Richmond has sweated through hotter summers and slogged through wetter summers.
But never one quite like this.
The combination of relentless heat and excess rain in 2020 was something altogether unique for us.
Thanks to a scorching July and a drenched August, the entire period of climatological summer — June, July and August — nearly topped the local rankings for both temperature and rainfall.
Season’s highs, lows
All of the highs and lows from June 1 to Aug. 31 averaged to 79.1 degrees at Richmond International Airport, or about 1.7 degrees above normal.
Only four summers had a higher average temperature in the Richmond area: 2010, 2011, 1900 and 2005. But rainfall was at or below normal in those hotter summers.
Most notably, Richmond saw its hottest July on record based on mean temperature, which also tied August 1900 as the all-time hottest month. June was right at normal, while August was warmer than normal but ranked outside the top 10.
What we lacked in terms of record-busting triple-digit highs, we made up for with an unusually long streak of 90s and stubbornly sultry lows in the 70s.
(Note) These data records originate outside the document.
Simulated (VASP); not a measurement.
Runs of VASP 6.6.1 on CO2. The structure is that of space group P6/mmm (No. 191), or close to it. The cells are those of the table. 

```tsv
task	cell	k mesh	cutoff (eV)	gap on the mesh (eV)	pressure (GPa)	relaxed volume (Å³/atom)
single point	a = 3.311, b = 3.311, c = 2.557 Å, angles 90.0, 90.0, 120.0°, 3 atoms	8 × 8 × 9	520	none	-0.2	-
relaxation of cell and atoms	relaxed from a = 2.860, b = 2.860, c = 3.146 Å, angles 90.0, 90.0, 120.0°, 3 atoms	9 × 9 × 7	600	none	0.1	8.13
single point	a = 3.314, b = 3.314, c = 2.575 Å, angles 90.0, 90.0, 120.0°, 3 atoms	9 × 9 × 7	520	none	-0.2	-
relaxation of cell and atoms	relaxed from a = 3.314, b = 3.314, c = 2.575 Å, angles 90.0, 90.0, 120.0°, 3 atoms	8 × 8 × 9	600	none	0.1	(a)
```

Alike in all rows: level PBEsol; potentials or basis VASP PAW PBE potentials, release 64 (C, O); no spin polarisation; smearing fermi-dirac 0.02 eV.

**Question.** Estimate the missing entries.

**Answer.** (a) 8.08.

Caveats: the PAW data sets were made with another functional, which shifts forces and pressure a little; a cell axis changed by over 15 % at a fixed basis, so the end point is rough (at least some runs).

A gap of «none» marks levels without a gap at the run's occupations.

It’s another data point consistent with our changing climate. Of the 20 hottest summers in Richmond’s records dating to 1897, 13 have been in the 21st century.
With 23.39 inches of rain at RIC airport’s official gauge, this year ranked sixth for summer precipitation behind 2004, 1969, 1889, 1955 and 1945. But all of those wetter summers had near-normal temperatures (except 1889, when only rainfall was measured).
Our average is 13.1 inches.
Two thirds of that huge total came in August, which narrowly fell short of being the wettest August on record. June was moderately wetter than usual, while July turned out dry. A drought began to emerge in our region before August’s rains overwhelmed the ground.
Some local backyards were even wetter.
Volunteer rain observers reported nearly 30 inches of summer rainfall near Enon in Chesterfield County and Williamsburg, about 26 inches in South Richmond and Bon Air, and 24 inches near Petersburg and Brandermill.
Owing to the scattered nature of rain patterns in summer, some spots had a relatively drier outcome. Rainfall was only slightly above normal in the Piedmont counties south and west of metro Richmond from Cumberland to Dinwiddie. But the extreme wetness extended north and east of the city, with up to 200% of normal rainfall across the Northern Neck, Middle Peninsula and lower James River.
Despite recent wet summers, there isn’t a robust long-term trend in total seasonal precipitation. But there is evidence that the wettest days involve heavier rain.
The persistent heat and downpours weren’t limited to metro Richmond, or Virginia for that matter.
June-August rankings for nearby cities
Roanoke: third-hottest in 109 years, hottest since 2011, and 22nd wettest.
Lynchburg: fourth-hottest in 128 years, hottest since 1943, and fifth wettest.
Norfolk: hottest on record in 147 years and 93rd wettest.
Washington area: fifth-hottest in 149 years, hottest since 2016 and tied for 12th wettest.
Some other long-term weather stations that ranked in the top 10 for temperature: Abingdon, Appomattox, Corbin (near Fredericksburg), Dale Enterprise (near Harrisonburg), John H. Kerr Dam (near Boydton), Sterling, Wakefield, Wallops Island, Warsaw, West Point and Williamsburg.
Sites with top 10 summer rainfall rankings include: Appomattox, Ashland, Chatham, Grundy, John H. Kerr Dam, Luray, Pulaski, South Boston, Staunton, Sterling, Wakefield, and Williamsburg.
Extreme readings in June-August period
- Hottest high: several sites hit 102 degrees in July. Richmond peaked at 101 on July 19 and July 28.
- Coolest high: 55 in Christiansburg on June 16. It was also Richmond’s coolest summer day at 67.
- Warmest low: 83 near Cape Charles and in Chesapeake during mid-July. Richmond had mornings at 78 on July 20 and Aug. 29.
- Coldest low: 32 at Mill Gap, Highland County, on June 2. The day before, Richmond’s low was 54.
- Most 90s: 58 days in Disputanta, Prince George County. Richmond had 46, which was above normal but not a record.
- Most 100s: Six days at Lake Drummond in Chesapeake. Richmond had three, which was the most since 2012.
- Most lows in the 70s: 75 days in Norfolk. There were 57 in Richmond, which ranked third locally.
- Most days with measurable rain: 55 days near Independence in Grayson County, and Keswick in Albemarle County. Richmond had 38, more than usual but not a record.
- Most 1-inch rain days: 12 days near Herndon in Fairfax County. There were 10 such days in Richmond. Only 2004 had more heavy rain days here, at 11.